Why Ford Should Worry

Chief Alan Mulally and his executives are rightfully proud they avoided bankruptcy. But they're not safe yet. Not by a long shot

By Joann Muller
Published: Feb 23, 2012
LONG ROAD AHEAD CEO Alan Mulally is sitting pretty at Ford, but he shouldn’t get too comfortable
Image: Sam varnhagen/ Ford Motor Co.
LONG ROAD AHEAD CEO Alan Mulally is sitting pretty at Ford, but he shouldn’t get too comfortable

The coronation went exactly according to Ford’s script. At the North American International Auto Show in Detroit, 2,400 reporters hushed as video screens the size of tractor trailers flooded their vision. A booming voice shook Joe Louis Arena: Two household names, Toyota Camry and Honda Accord, dominated the midsize car business last decade. “Then,” said the voice, “something changed.” Their sales and market share ran flat in 2008. When the recession hit, they plummeted. “What you might not realise is that Camry and Accord never recovered.” Camry sales fell 31 percent between 2007 and 2010. The Accord fell 28 percent. Both slid further after the 2011 quake in Japan.

But not the Ford Fusion. Its sales rose 66 percent in the last four years. By 2011, it passed the Accord, but still trailed the Camry and Nissan’s Ultima.

Cue the loud music, the smoke machine and the car: The reinvented Fusion, a pretty sedan with premium features like technology that keeps you in your lane or helps you parallel park. When it goes on sale later this year, it’ll be available with a variety of fuel-efficient power trains: Gasoline, hybrid and plug-in hybrid that Ford says will get the equivalent of 100mpg—better than a Chevrolet Volt or a plug-in Toyota Prius. No price just yet.
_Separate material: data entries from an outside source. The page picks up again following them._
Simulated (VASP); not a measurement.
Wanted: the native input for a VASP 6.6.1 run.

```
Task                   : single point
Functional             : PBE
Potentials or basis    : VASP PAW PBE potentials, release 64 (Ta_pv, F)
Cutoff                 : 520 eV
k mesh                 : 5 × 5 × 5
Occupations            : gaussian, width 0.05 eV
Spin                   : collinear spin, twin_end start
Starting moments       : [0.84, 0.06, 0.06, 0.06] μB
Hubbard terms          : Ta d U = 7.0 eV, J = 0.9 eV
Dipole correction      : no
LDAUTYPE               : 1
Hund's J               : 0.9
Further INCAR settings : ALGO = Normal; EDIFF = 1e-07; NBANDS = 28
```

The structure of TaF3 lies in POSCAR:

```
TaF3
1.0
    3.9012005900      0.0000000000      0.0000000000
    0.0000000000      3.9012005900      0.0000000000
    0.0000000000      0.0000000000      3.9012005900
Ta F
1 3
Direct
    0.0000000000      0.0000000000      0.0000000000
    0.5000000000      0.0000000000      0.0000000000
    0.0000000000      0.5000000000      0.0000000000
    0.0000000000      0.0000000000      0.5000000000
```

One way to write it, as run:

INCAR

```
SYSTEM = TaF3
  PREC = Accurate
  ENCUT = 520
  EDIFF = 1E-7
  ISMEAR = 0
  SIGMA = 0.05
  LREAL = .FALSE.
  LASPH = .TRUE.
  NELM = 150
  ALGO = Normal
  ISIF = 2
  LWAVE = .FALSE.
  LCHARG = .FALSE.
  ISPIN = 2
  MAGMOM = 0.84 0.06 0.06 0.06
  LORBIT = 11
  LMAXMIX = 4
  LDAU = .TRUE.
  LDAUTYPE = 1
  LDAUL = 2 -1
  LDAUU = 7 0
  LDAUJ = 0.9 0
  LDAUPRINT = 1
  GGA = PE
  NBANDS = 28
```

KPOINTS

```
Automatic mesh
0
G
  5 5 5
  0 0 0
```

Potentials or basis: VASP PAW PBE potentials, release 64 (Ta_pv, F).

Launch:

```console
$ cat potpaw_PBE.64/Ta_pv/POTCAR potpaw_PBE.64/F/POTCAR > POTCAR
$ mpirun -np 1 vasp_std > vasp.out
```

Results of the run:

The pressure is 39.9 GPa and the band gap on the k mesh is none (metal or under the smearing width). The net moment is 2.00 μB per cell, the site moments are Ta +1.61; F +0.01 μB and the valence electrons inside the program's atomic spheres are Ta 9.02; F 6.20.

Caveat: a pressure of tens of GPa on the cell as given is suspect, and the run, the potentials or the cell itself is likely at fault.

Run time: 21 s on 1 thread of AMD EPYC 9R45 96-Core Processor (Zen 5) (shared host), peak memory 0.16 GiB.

The message is unmistakably aggressive, arguably arrogant: Ford just redefined the midsize-car market. The rest of the field, including General Motors’ redesigned Chevrolet Malibu and the popular Hyundai Sonata, should pack it in. “I think we’re going forward with some quiet confidence,” Ford’s president of the Americas, Mark Fields, said later that evening over a filet mignon dinner with reporters at the stately Detroit Athletic Club. Aggressive? Nah. “We’re just laying out some facts.”

As anyone in this town will tell you, believing one’s own hype in the car business is more reckless than texting while driving. Just ask General Motors.
Ford should keep this in mind. While it would have you believe that the new Fusion is the latest in a string of product home runs—stylish, fuel-efficient cars, loaded with technology, that consumers around the world are dying to drive—here in the US facts suggest otherwise.

Let’s start with the Fiesta, Ford’s smallest car. Introduced in 2010, it had a decent first year, but it’s already fading. In the last two months of 2011, Chevrolet’s new Sonic handily outsold the Fiesta, which is among the highest priced in the segment. Ford ended the year with 126 days of supply, but says that’s typical for December. Dealers generally like to have 60 days’ supply or less.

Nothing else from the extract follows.